Censorship (a load of crap or helpful)

Should Censorship Be Legal?

  • Yes

    Votes: 2 25.0%
  • No

    Votes: 6 75.0%

  • Total voters
    8

Spikeshade

Anarchy is for Anarchists
Mar 1, 2007
49
0
6
Wells, ME
ok I feel like talking (seriously) about censorship and how wrong it is, and how unfair it is to the artists, and to the consumers, I mean yeah we can go and download the uncensored version of almost anything, movies, and music. I am also going to have a poll so people can vote on this topic.

I am working on this topic for my Public Policy Paper in US Hist. and Govt. so I would like some feed back, so I can have some idea how everyone feels on this issue.
 
"A censor is a man who knows more than he thinks you ought to." - Laurence Peter

oppression, inequality, the occult is the perfect breeding ground for tyranny. that's about all I have to say on the matter right now.
 
I think most people have enough common decency and respect to censor themselves when appropriate, like around young children or when they need to maintain some professionalism, such as in the workplace. However, government and political backed censorship is horrendous, especially considering that one religion usually always has more influence in certain governments, so censorship then gets attributed to whatever they may believe is sinful. Censorship should not even be an issue in a "free country".
 
I think censorship has much further reaching arms than just the Arts. Artists have always found ways to thrive, any opposition just adds to the stimuli.

I'm not against Censorship in itself, only in its wrongful employment. It's a complex issue, not one to be dismissed as simply permissible or as wholly wrong. As such, I'm not going to vote in your poll. Furthermore, since it has no third option (such as "don't know", or "neither") it's pretty flawed.

Also, right and wrong are hugely incomparable to legal and illegal, in my experience. Keep that in mind.
 
I think censorship has much further reaching arms than just the Arts. Artists have always found ways to thrive, any opposition just adds to the stimuli.

Indeed, moreover, the very power of most great art (lit, painting, etc) is in many ways due to censorship. The Russian writers, even Flaubert wrote under heavy censorship, and thus found ways to circumvent the system, and the writing itself became dearer, better, and more important to the average citizen. The Renaissance is the pefect example. ALmost all of the great artists of the 14-16th centuries could only paint religious scenes, subjects. And we can see the inspiration and circumvention of such greats as Caravaggio and Da Vinci in their paintings.
 
Also, right and wrong are hugely incomparable to legal and illegal, in my experience. Keep that in mind.


I'd like to think that too, but I've had trouble finding it such.

We tend to want what we call immoral not to be legal (rape, slavery, abortion, etc.) and want to have laws against that which we see as moral overturned (e.g., sodomy, assisted suicide, etc.)

It's been said that today law holds our shared values more so than anything else (e.g., religion perhaps used to), and what are our moralities but our system of values...

Apparently they're not supposed to be so bound up, but as hard as I try I never seem to be able to find a proper separation. As much as you'd like to write on the matter i'd love to read.
 
I'd like to think that too, but I've had trouble finding it such.

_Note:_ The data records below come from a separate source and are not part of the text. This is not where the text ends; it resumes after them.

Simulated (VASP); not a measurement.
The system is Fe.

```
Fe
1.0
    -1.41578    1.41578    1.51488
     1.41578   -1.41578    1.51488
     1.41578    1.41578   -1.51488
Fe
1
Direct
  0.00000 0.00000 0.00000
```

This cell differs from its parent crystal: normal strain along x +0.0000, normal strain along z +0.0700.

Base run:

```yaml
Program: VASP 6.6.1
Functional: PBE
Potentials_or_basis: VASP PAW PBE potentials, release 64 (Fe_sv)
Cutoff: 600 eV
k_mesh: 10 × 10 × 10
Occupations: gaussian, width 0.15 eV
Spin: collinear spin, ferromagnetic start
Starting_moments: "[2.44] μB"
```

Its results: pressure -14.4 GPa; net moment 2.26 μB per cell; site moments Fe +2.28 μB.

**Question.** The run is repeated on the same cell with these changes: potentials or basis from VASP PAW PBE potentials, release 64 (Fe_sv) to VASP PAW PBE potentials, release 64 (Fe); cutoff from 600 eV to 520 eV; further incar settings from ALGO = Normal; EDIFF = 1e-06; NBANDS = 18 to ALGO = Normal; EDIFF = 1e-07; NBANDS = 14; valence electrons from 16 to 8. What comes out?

We tend to want what we call immoral not to be legal (rape, slavery, abortion, etc.) and want to have laws against that which we see as moral overturned (e.g., sodomy, assisted suicide, etc.)

It's been said that today law holds our shared values more so than anything else (e.g., religion perhaps used to), and what are our moralities but our system of values...

Apparently they're not supposed to be so bound up, but as hard as I try I never seem to be able to find a proper separation. As much as you'd like to write on the matter i'd love to read.

I can't say I'm particularly loquacious on this point, I'm afraid.

From simple thought processes and historical observation, I do believe Law and Justice arose from the tugging of our moral sense. Of course which direction those morals have been tugging has changed over time, and with that, quite rightly, Law and Justice. We are in a bizarre situation now where I feel that Law now does the tugging, and I find that not only wholly bizarre, but also quite worrying.
 
You know, censorship is sort of a non-issue these days. It is done informally by the media, by ones employer, government, even ones family and school, each and every day, in every imaginable duplicitous but subtle way.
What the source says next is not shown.